I have to evaluate the integral :
$$\int\limits_0^{\infty}e^{-x}|\sin (\frac{π}{4}-x)|dx$$
By wolfram alpha :
$$\int\limits_0^{\infty}e^{-x}|\sin (\frac{π}{4}-x)|dx≈0,476531..$$
$$\sin (\frac{π}{4}-x)>0\implies x\in ]πn-\frac{7π}{4},πn-\frac{3π}{4}[,n\in\mathbb{Z}$$
$$\sin (\frac{π}{4}-x)<0\implies x\in ]2πn+\frac{π}{4},2πn+\frac{5π}{4}[,n\in\mathbb{Z}$$
So I can't split integral
Normally I would show my work so far, however, I don't even know where to start with this question!

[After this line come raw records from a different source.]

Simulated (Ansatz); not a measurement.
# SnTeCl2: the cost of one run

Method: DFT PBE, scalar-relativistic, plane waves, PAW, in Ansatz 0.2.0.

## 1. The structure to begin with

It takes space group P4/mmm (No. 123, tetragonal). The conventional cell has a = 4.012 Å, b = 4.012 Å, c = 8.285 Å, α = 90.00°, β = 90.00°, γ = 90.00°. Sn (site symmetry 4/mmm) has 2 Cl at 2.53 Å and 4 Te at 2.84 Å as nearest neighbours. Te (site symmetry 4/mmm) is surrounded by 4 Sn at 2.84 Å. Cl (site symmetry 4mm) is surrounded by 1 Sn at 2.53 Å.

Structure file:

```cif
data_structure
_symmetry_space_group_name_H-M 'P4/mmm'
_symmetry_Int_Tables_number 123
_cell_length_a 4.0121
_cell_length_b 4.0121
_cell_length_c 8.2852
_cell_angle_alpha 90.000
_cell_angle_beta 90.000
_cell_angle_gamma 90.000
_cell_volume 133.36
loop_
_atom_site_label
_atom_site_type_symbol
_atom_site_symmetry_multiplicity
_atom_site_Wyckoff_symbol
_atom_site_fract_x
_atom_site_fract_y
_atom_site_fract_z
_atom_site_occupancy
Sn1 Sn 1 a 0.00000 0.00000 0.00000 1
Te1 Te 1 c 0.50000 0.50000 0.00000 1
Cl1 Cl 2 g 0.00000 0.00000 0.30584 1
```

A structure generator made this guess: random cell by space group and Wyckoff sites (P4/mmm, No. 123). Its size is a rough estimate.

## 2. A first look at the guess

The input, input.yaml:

$$\begin{align} I&=\int_0^\infty e^{-x}\left|\sin\left(\frac\pi4-x\right)\right|\mathrm{d}x\\ &=\int_0^\infty e^{-x}\left|\sin\left(x-\frac\pi4\right)\right|\mathrm{d}x\\ &=\int_{-\pi/4}^\infty e^{\pi/4-u}\left|\sin{u}\right|\mathrm{d}u\\ &=e^{\pi/4}\int_{-\pi/4}^\pi e^{-u}\left|\sin{u}\right|\mathrm{d}u+\sum_{n=1}^\infty e^{\pi/4}\int_{n\pi}^{(n+1)\pi} e^{-u}\left|\sin{u}\right|\mathrm{d}u\\ &=e^{\pi/4}\int_{-\pi/4}^\pi e^{-u}\left|\sin{u}\right|\mathrm{d}u+\sum_{n=1}^\infty e^{\pi/4}\left|\int_{n\pi}^{(n+1)\pi} e^{-u}\sin{u}\,\mathrm{d}u\right| \end{align}\\ $$
Can you finish it?